This is what the RIC looked like.
Waterford 1917, R.I.C. group with County Inspector Hetreed, National Library of Ireland, https://www.flickr.com/photos/47290943@N03/26931112476, CCO

Bloody Sunday, which occurred in Dublin in 1920, was one of the most violent events in the Irish War of Independence, leaving more than 30 people dead. To this day, this period of Irish history still sparks furious national as well as private debates in Ireland. Neasa from Ireland describes how researching these events made her discover that the picture of the perpetrator is less black and white than she expected.

Bloody Sunday: A Turning Point in Irish History

The 21st November 1920 is remembered for being one of the most violent events in the Irish War of Independence, leaving more than 30 people dead. On that fateful morning, the Irish Republican Army (IRA) carried out an operation, organised by Michael Collins, to assassinate British intelligence agents known as the ‘Cairo Gang’. Fourteen agents were shot and killed all across Dublin on that Sunday morning, some in their own homes and in front of their families. As news of the killings spread, there were heavy fears that a reprisal could take place.

Then later that day, a Gaelic football match was taking place between Tipperary and Dublin in Croke Park. Around 5,000 spectators attended the match. Due to suspicion that there were IRA members in the crowd, a force made up of the Royal Irish Constabulary (RIC) and the Black and Tans opened fire on the crowd of spectators, killing 14 people, including children, and wounding between 60 and 70 people. Victims were shot, impaled and crushed as they attempted to flee the scene. One of the football players, Michael Hogan, was fatally wounded. The Hogan Stand in Croke Park was later named in his honour. That day became known as Bloody Sunday, an event that was later portrayed in a scene in the 1996 film ‘Michael Collins’.

Worldwide Attention

The events at Croke Park received worldwide attention, and the British authorities were heavily criticised by the US government. Some newspaper outlets even pointed out similarities between the shootings and the Amritsar massacre in India which had taken place in 1919. However, the IRA killings earlier that day received more attention in Britain than the events at Croke Park. When Joseph Devlin, an Irish Parliamentary Party MP, attempted to bring up the Croke Park massacre in the Westminster parliament, he was shouted down and even physically assaulted.

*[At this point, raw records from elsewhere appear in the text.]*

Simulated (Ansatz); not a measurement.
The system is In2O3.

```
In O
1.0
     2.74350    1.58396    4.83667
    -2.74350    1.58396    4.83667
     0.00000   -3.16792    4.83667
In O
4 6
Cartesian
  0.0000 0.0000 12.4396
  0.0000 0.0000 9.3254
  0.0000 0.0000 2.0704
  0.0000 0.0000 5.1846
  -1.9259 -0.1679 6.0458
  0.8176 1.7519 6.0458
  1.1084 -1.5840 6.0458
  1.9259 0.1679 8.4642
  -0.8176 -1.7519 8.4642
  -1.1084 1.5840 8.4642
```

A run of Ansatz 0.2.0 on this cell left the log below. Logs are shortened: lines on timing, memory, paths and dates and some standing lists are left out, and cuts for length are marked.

The Impact of Bloody Sunday on the War of Independence

It’s no secret that the events of Bloody Sunday were a turning point in the War of Independence, as not only was British intelligence severely crippled by the IRA killings, but the reprisals later that day also served to boost support for the IRA and led to increased hostility towards British rule in Ireland.

Even now, 100 years later, there are still very strong feelings in Ireland about this dark period of Irish history. Those feelings erupted in early January 2020, when the then-Irish Minister for Justice, Charlie Flanagan, announced to the public that he was planning a commemoration service for members of the Royal Irish Constabulary (RIC) and the Dublin Metropolitan Police (DMP), the police forces who served in Ireland between 1836 and 1922. The minister stressed that most of these ordinary men were just doing their job like policemen everywhere and that history had treated them unfairly. This proposal was met with complete uproar by the majority of the Irish public, who maintained that both police forces were acting for the British in opposing the IRA during the War of Independence. Furthermore, to this day, the British constabulary has generally also been associated with the infamous military groups known as the ‘Black and Tans’ and the Auxiliaries, tasked by the British government to assist the British police forces in crushing the IRA.

Controversy and Backlash: Unraveling the Commemoration Debate

It is an authentic photo of the Black and Tans.

Black and Tans and Auxiliaries outside the London and North Western Hotel, in North Wall, Dublin surveying the damage done to their quarters after an I.R.A. attack, https://www.flickr.com/photos/nlireland/6492236861/, CCO

Those opposed to this year’s commemoration maintained that the actions of the police and the Black and Tans during the War of Independence could not be separated as they were all trying to prevent Irish independence. Both the Black and Tans and the RIC have been held responsible for the events at Croke Park in November 1920, and countless other bloody happenings that took place during those turbulent years between 1919 and 1922.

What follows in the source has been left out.